Reihan Salam wondered how Luis Zingales’s proposals for a “pro-market populist” politics that defends “defends freedom of entry in all cases” translates into policy proposals.  As I said yesterday , a major political problem with any “pro-market populist” politics is that there are a lot more stakeholders in the status quo than just Big Business and Big Government.  There are a log of risk averse people who might be better off under a different system, but are scared to take the plunge into the unknown.
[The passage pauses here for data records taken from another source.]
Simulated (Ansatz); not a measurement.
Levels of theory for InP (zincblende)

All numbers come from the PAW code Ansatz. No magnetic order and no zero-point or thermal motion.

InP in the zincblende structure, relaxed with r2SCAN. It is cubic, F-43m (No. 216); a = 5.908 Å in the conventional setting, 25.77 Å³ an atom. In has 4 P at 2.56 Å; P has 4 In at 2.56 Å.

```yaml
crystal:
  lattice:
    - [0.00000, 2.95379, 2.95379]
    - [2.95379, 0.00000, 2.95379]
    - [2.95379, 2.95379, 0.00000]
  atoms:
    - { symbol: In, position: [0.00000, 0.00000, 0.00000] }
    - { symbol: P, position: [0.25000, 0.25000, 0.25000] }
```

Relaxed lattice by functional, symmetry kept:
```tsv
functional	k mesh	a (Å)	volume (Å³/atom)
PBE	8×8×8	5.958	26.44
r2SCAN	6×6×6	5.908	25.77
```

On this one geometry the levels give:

That doesn’t mean that there is nothing to be done.  One obvious thing that could be done would be to increase the number of stakeholders in a reformist politics and begin the process of institutional change while limiting the direct threat of change to the mass of people who aren’t ready for change just yet.  There are policy proposals that can accomplish some of this.  Yuval Levin and Ramesh Ponnuru have suggested adopting a flat health insurance tax credit for those who do not have access to employer-provided care.  This would (along with other changes - including the repeal of the coverage mandates in Obamacare) allow many of the uninsured to purchase consumer-driven health insurance without directly threatening the insurance arrangements of those who are happy with their employer-provided policies. Another thing Republicans can do as a group (this to include the party at all levels of government) would be to push for more states and municipalities to adopt the Indiana state government model of Health Savings Accounts and catastrophic coverage for government employees.  This approach has saved Indiana money, increased the take home pay of the employees, and maintained secure health care for those employees.  As more state and municipal government budgets are stressed by employee health care costs, a move toward the Indiana model could eventually find significant support from state and local elected Democrats.  What the tax credit and the Indiana model have in common is that they can both plausibly increase the number of people on consumer-driven policies without threatening very many of those who don’t want those policies just yet.  There would also be follow on effects.  Since you would have a larger number of people who would be more cost conscious consumers of routine health care, there would be a larger constituency for government policies that allow for more routine care to be handled by nurse practitioners and physicians assistants.  There would be a larger constituency for mandating greater price transparency in health care and for allowing more open access for new, higher productivity health care providers.  And, as more of the public sees that people on consumer-driven policies are doing okay, resistance to larger reforms will tend to shrink somewhat.